By Billy Davis
The March 6 murder trial of Sardis bail bondsman Johnny Green has been rescheduled for April 25 after his defense attorney, Anthony Farese, withdrew from the case.
Farese filed a Motion to Withdraw in February, stating in court papers that his client had become "uncooperative" and the relationship between the defendant and his attorney has "broken down."
Farese also cited a likely conflict of interest because he had once defended a possible witness for the prosecution, Cassandra Daugherty, on charges of felony child abuse.
Daugherty, who is at Parchman Prison, was set to testify that Green had made death threats against her. She was once a client of the bondsman.
Green has since hired Grenada attorney Kevin Horan to defend him against a charge that he shot and killed Ricky Taylor Jr. last summer.
Green was indicted last October for gunning down Taylor just before dawn July 23 on Old Panola Road.
An autopsy showed Taylor was killed by a near-point black shot to the head. He was also shot in the left leg.
Green is free on $100,000 bond and is awaiting the start of the trial.
Farese defended Green August 2 in a preliminary hearing in justice court, where Judge James Appleton set Green’s bond at $1 million.
Farese later represented his now-former client September 9 in a hearing that resulted in Circuit Judge Andrew C. Baker reducing the bond to $100,000.
Neither Farese nor Horan returned phone calls to The Panolian seeking comment about the case.
At the preliminary hearing, Farese laid out a possible defense for Green, building a conspiracy theory involving convicted drug dealer Ricky Nelson despite objections by Assistant District Attorney Robert Kelly.
Then-Panola County Chief Deputy Craig Sheley acknowledged under cross examination from Farese that Green had fingered Nelson as the gunman during a jailhouse interview.
Nelson was a known drug dealer, Sheley acknowledged, and Taylor was a drug informant who was working with the sheriff’s department.
Nelson had asked Green to pick up Taylor at his home and meet Nelson on Old Panola Road, Green said in the first interview with Sheley.

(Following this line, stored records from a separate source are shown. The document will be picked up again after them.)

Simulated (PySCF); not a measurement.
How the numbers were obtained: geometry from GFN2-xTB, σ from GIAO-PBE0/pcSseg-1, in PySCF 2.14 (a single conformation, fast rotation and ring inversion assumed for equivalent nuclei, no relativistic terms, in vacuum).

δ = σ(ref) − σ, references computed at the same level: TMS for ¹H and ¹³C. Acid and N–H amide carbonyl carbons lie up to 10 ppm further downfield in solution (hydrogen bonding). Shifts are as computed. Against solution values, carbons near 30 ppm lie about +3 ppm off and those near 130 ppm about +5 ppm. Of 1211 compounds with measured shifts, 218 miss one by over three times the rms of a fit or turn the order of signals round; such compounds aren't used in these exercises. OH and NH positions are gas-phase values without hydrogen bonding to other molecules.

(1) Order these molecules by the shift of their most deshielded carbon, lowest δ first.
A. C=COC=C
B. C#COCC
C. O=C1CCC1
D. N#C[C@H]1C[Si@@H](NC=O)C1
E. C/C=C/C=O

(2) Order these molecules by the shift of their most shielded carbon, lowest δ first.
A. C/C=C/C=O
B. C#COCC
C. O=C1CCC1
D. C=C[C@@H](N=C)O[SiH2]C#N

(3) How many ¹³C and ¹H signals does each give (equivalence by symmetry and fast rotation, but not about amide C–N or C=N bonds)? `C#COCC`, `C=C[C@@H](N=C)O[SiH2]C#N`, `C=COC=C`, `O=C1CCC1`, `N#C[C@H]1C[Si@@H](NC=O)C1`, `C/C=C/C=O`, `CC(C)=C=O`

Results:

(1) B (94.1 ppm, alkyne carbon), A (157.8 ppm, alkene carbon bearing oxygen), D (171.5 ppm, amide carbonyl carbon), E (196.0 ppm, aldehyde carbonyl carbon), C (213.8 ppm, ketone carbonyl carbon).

After Green’s initial interview, however, the bail bondsman told Sheley another story: he and Taylor were arguing in Green’s truck and he shot Taylor in self defense.
"He made a move," Green told Sheley, the transcript shows.
Nelson was investigated by the sheriff’s department but had an alibi, Sheley said from the witness stand.
Nelson is now serving a 10-year prison sentence on two counts of sale of cocaine, court documents show.
Nelson told sheriff’s investigators he owed Green $1,250 in bond money and met the bail bondsman hours before Taylor was killed, a transcript of that interview shows.
"He came to your house?" an investigator asked.
"Yeah," Nelson replied.
"What’d he want?"
"Money," Nelson replied. "Every time he came he wanted money."
Court papers show the sheriff’s department received a 9-1-1 call at 6:19 a.m. from a passerby, Moses Dean, that a body was lying on Old Panola Road. Sheriff’s Deputy John Lantern arrived on the scene first at 6:23.
Lantern’s incident report states that Green showed up at the murder scene about 7:30 a.m. and was told to leave by the sheriff’s deputy.
After learning from Taylor’s parents that Green had picked up their son that morning, and from Lantern that Green had come to the murder scene, sheriff’s investigators located and arrested the bail bondsman about 10 a.m. near City Drug Store in Sardis.
Green acknowledged in an interview with Sheley that he had gone to the scene of Taylor’s murder while still in shock from the shooting.